Saturday, May 14, 2011

Alan Wake Review

Alan Wake, an Xbox 360 exclusive, is the first game by Remedy Entertainment since Max Payne 2. I have yet to play those games, but being the huge horror fan that I am, I thought Alan Wake looked interesting. When I found it for a good price at the local game store, I didn’t pass up the chance to buy it – and boy, am I ever glad that I did. Here’s why Alan Wake is a work of art that everyone should experience.


Alan Wake involves the titular character, a successful and well-known writer who has been experiencing writer’s block for two straight years, going on vacation with his nyctophobic (afraid of the dark) wife, Alice Wake, to the town of Bright Falls in an attempt to briefly forget about his career. They reach their cabin on Cauldron Lake when Alice reveals that she brought a typewr
iter, hoping that the different scenery would inspire him. An argument ensues and Alan goes outside to clear his head, until he’s startled by his wife’s screams when the lights in the cabin go out. He rushes up to the balcony overlooking the lake and believes he sees her in the water. He dives down to save her, and then wakes up later, having apparently been in a car wreck on a cliff, injured and with no memory of the past week. That’s when crap gets real.

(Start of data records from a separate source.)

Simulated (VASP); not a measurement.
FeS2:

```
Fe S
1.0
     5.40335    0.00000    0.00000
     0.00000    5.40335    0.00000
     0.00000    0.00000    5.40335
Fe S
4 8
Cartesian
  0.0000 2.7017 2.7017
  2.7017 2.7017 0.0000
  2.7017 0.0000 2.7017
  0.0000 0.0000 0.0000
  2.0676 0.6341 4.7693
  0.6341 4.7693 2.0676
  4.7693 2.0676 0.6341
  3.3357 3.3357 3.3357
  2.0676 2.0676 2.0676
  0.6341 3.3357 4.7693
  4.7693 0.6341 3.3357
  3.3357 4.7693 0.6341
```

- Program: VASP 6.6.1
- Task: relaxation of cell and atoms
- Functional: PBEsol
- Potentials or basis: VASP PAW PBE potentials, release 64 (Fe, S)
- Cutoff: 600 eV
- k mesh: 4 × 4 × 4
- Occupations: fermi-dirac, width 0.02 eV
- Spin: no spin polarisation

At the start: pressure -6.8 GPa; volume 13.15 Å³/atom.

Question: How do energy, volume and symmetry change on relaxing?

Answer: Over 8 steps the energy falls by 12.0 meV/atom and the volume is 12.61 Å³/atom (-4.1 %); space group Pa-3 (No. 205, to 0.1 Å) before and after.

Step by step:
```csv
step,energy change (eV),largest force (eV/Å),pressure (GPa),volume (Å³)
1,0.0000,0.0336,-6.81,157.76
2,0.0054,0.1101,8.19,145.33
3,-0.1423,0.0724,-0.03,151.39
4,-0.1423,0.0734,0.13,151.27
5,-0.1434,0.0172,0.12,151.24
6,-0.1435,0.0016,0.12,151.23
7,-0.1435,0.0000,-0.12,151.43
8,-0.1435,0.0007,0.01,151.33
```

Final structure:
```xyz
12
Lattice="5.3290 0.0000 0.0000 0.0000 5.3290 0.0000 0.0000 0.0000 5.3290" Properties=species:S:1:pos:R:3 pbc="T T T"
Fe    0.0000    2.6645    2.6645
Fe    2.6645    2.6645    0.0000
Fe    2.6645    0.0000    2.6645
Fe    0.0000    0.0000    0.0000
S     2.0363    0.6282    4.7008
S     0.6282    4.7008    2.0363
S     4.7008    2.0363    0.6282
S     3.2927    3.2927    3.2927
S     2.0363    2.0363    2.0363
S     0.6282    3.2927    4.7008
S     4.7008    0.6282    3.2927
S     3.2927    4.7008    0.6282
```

Technically, Alan Wake is a survival horror game, and one of the few that doesn’t involve endless swarms of zombies piling onto you to eat your brain and exploding in gushes of blood when you successfully pull off a headshot. Instead, you’ll be fighting off human beings possessed by darkness, referred to in-game as “Taken”. Gameplay-wise, Alan Wake is a third-person shooter. However, Alan Wake adds an interesting gimmick to its combat system.
Taken can’t be hurt by bullets alone. To damage them with your gun, you must first burn the darkness away with light, hence why you will be carrying a flashlight throughout the entire game. You can tell how close you are to burning the darkness away by the ring around the center of the light. As you shine light on them, the ring gets smaller and smaller until it reaches the center of the light, at which point you can do damage. The larger the enemy, the larger the ring. Fortunately, by holding the left trigger you can boost the light and focus it on an enemy, making the ring disappear faster. However, doing so makes the battery life go down, so be weary of that. If it runs out, you can press the “Y” button to insert a new battery into it, boosting the charge back up a bit, but if you don’t have any, it will recharge on its own (albeit slowly).

Though certainly great, the gameplay of Alan Wake is actually its weakest aspect. The best parts of the game are the story and the atmosphere. The story itself is fantastic. Though I would rather not give any details beyond what I already said in order to avoid giving out spoilers, the plot is highly engaging and keeps you interested as more and more details are revealed.

The storyline is complimented by the atmosphere and storytelling. Remedy Entertainment has successfully accomplished the feeling of a horror mini-series. During the nighttime, the atmosphere is dark, creepy and unsettling, and you never quite know when you’re going to be assaulted by a group of angry Taken. If you stumble upon a TV, you can tune into the game’s Twilight Zone knockoff with intentionally hammy acting, Night Springs. The storytelling adds to this as well. Every cutscene, Alan’s style of narration, the “recap” scenes at the start of each “episode” of the game, and some of the (intentionally) sillier moments that all TV shows and horror movies have, all added to the feeling that I was playing an interactive horror show – and that’s definitely a good thing.


Alan Wake is a true masterpiece. Perhaps the best thing about the game is how well each aspect compliments another. Much of the storyline is revealed during gameplay, which is made more engaging by the atmosphere. The atmosphere, in turn, adds an eerie feeling to the story and gameplay, and it along with the storytelling adds a horror movie-like feel to all of it. Take out or change just one of these elements, and it wouldn’t feel the same or be as perfect as Alan Wake is. Well, almost perfect. The only flaw with the game is that the characters’ facial animations during the cutscenes look kind of awkward. It’s not bad enough for me to knock the score down, and aside from that the graphics are fantastic, but it still deserves mention.

In short, Alan Wake is an engaging third-person shooter with a fantastic story, atmosphere and storytelling. I cannot stress how hard it is to stop playing when you start. If you own a 360, then this is a game you absolutely shouldn’t do without.